Data Structures in OpenBSD

Note: This project is being pursued by MSc student Adam Britt in 2011-2012.

  • Supervisor Dr. Joseph Kiniry
  • Subject Area Software Engineering
  • Pre-requisite Good knowledge of C and operating systems
  • Co-requisite (things you must learn along the way) Basic knowledge of compilers, standardized APIs (e.g., POSIX APIs, the OpenBSD kernel API, the standard C library, etc.)
  • Subject Coverage Software Engineering, Formal Specifications, Documentation, Operating Systems
  • Project Type Reviewing existing documentation (i.e., standards documents, man pages, and code comments) and writing formal specification of (portions of) critical, key C APIs
  • Hardware/Software: Any machine running OpenBSD

Description

OpenBSD is an operating system known for its strong security practices and uncompromising principles. It also has a long history, being forked in 1995 from netbsd, which itself is descended from Berkeley Software Distribution (BSD). BSD was initially started in 1977.

While this software has shown that it stands the test of time, there are many changes and improvements in the seemingly unrelated fields of data structure design and hardware, since the original kernel was written. While the kernel is still in active development, the data structures used by the kernel have not been a primary point of focus.

Memory was a hard constraint in the 1980's that heavily influenced how much space a data structure could use, often trading efficiency for space. This constraint is almost non-existent today allowing us to consider data structures that existed 30 years ago but that used too much memory.

Furthermore, there have been many improvements or new data structures that might make sense to use in the kernel. Most notably is the development of pure data structures.

The state of data structures can be summed up by an OpenBSD committer: "There are lots of very simple structures, like lists, still being used. The hash table implementation is also weak sauce."

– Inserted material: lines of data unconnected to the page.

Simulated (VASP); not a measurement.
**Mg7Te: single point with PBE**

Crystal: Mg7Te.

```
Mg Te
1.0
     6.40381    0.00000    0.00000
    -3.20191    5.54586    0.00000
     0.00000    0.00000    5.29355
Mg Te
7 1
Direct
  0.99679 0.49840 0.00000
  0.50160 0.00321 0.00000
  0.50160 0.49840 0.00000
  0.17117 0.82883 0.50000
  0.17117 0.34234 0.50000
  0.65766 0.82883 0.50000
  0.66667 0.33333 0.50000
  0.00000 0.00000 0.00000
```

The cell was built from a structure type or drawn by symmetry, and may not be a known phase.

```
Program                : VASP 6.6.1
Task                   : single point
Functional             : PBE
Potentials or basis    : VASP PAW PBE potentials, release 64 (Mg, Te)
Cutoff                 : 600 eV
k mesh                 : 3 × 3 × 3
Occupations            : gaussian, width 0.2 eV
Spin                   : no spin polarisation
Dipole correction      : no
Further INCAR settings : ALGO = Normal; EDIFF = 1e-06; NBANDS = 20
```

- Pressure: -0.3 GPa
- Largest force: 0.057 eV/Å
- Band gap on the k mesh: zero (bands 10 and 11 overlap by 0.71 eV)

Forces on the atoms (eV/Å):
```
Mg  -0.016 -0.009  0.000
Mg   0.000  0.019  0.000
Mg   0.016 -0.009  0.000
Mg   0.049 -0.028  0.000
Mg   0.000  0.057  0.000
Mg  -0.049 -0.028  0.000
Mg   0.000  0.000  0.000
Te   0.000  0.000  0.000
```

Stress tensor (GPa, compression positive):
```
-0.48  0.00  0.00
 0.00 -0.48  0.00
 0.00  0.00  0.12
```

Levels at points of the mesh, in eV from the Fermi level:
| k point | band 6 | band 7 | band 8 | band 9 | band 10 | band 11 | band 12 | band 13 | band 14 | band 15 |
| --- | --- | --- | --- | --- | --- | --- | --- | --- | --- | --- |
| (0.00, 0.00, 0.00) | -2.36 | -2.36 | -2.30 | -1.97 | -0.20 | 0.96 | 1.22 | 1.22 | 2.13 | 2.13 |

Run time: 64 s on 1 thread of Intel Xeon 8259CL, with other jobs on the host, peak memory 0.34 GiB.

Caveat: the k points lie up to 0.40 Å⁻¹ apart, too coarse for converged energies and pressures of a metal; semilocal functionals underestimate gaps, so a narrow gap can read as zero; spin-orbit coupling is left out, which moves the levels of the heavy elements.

The project goal is to analyse the existing data structures used by the kernel to see if improvements can be made either in terms of security, efficiency, or both. This is an area where even moderate increases in efficiency can have a large impact on overall system performance because data structures are so fundamental to many parts of the kernel.

Mandatory

  1. Gain familiarity with OpenBSD.
  2. Gain familiarity with tools like GrammaTech's CodeSurfer.
  3. Analyze the OpenBSD kernel to find what data structures are being used and where.
  4. A study of the current relevant literature in both data structures and (OpenBSD) kernel development
  5. Evaluate the OpenBSD kernel to find where data structure changes could have the largest impact.
  6. Design and implement appropriate data structures where a change would have the largest impact.